Have you ever had the experience of struggling with a disconnect between what you think and what you actually do? Mentally or intellectually, you ascribe to certain beliefs and ideas, but when you look at your actual day to day life, you see that your actions are at odds with your thoughts. You may, for example, love discipline and accomplishment, and yet you struggle with hitting snooze under ten times every morning.
The whole complex of New Year’s resolutions is a perfect example of this whole dilemma. Why do we constantly come back to this utterly disproven method of improvement? We know its a big fail. We know that it doesn’t work. And yet every year on January first the Twitter and Facebook feeds are teaming with decisions that will melt away quicker than the snow itself. We know that we are not what we should be. And yet we are. We live in a chasm between our perceived should-be self and our actually daily self.
We are not always what we think we are. A big part of the real you comes from somewhere other than the realm of your thoughts, ideas and perceptions.
The roots of this conundrum perhaps have many different sources. One of the major ones is Rene Descartes, who famously stated, “I think, therefore I am”. One of the core assumptions at the base of this statement is that the driving center of our whole life is our thinking. And that change in our lives was a simple process of changing our thinking, of acquiring new knowledge.
Over the past 100 years we have acquired more new knowledge and insight than many other periods of time in the history of man, and yet have we gotten better? We know now, perhaps more than ever about how to be good people – and yet are we?
One of the potential answers to this paradox comes to us from a variety of sources. One unlikely source is a postmodern writer and novelist named David Foster Wallace. Wallace observed that the core foundational daily drive of our lives is not necessarily what we think – it is what we love. The daily movers that keep us churning our wheels through the daily and weekly routines of life are the passions and desires that grip our hearts most powerful.
The most important question that really helps us see ourselves is not necessarily, “what do you think?” but, “what do you love?” The real you is the you of your deepest desires. We are not just creatures of survival. We are creatures of desire, of longing, of direction, of purpose. In a fascinating dialogue between two characters, Wallace tells us these interesting observations:
“‘Your U.S.A. word for fanatic, “fanatic,” do they teach you it comes from the Latin for “temple”? It is meaning, literally, “worshipper at the temple…Our attachments are our temple, what we worship, no? What we give ourselves to, what we invest with faith…choose with care. You are what you love. No? You are, completely and only, what you would die for without, as you say, the thinking twice…For this choice determines all else. No? All other of our you say free choices follow from this: what is our temple.”

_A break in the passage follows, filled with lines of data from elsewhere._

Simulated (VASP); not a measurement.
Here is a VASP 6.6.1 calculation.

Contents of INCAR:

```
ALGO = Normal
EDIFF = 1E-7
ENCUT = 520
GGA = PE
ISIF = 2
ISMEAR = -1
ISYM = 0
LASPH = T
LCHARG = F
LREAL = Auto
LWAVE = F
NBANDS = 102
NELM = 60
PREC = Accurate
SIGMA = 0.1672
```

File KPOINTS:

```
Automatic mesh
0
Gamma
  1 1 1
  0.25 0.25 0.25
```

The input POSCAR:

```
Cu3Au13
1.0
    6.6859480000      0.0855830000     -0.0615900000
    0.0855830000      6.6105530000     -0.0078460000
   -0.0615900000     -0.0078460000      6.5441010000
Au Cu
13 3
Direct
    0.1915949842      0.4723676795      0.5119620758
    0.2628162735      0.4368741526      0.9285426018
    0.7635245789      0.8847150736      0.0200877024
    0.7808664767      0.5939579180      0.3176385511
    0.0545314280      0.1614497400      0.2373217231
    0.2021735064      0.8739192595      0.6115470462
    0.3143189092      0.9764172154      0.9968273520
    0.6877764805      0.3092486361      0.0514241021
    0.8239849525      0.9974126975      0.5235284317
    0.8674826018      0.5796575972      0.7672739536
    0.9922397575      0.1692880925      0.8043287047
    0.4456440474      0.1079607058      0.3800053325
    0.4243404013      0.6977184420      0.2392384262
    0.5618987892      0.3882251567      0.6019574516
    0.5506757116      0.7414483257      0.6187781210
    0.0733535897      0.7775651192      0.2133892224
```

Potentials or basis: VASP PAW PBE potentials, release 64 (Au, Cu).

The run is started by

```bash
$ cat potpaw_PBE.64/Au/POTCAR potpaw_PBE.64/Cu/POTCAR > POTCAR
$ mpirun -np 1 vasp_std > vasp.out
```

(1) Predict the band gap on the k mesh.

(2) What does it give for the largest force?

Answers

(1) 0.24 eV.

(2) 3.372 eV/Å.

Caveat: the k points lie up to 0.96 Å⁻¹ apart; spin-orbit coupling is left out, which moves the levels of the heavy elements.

And notice how Wallace himself not being a religious person automatically switches over to the language of religion and worship. He understands that the human instinct of deep desire is connected to the universal human motivation to worship. Our problem is that we do not realize this and so we passively flow down the river of desires and motivations that grab at us from the world around us.
But what Wallace fails to note here is the deeper question, “Why are we wired this way?” “Where does such an urge come from?” Luckily for us, Wallace was by far not the first one to make this key observation. Actually not by a long shot. 1500 years before Wallace, Augustine of Hippo, an African theologian and philosopher saw the same trends in his day.
In his monumental work, City of God, Augustine makes some striking observations on his current Greco-Roman religious culture. He looks closely at the religious practices of his day and he actually gives many of the same criticisms of religion that we here today. Some of his observations boil down to a criticism that, today, sounds something like, “Your religion makes no sense. It is constructed by you yourselves and it is constructed on the basis of your personal desires. You make all these stories of all these gods and goddesses that want you to do all these crazy things. The core issue is that your religion is just the product of your personal desires.”
But then he probes deeper to ask where does such desire come from? Why are we made this way? Does it matter what we worship? Why are we so restless?
Because we must find our rest in the comfort, acceptance, and satisfaction of the One who planted that heart within us. “Our hearts are restless till they find their rest in Thee.” Perhaps you have heard the words before.
Have they ever hit home for you personally? What are you restless about today? What are your deepest longings and desires? What do you love? Have you ever considered the fact that even your deepest desires are potentially just an echo of the immensity and glory of His love for you?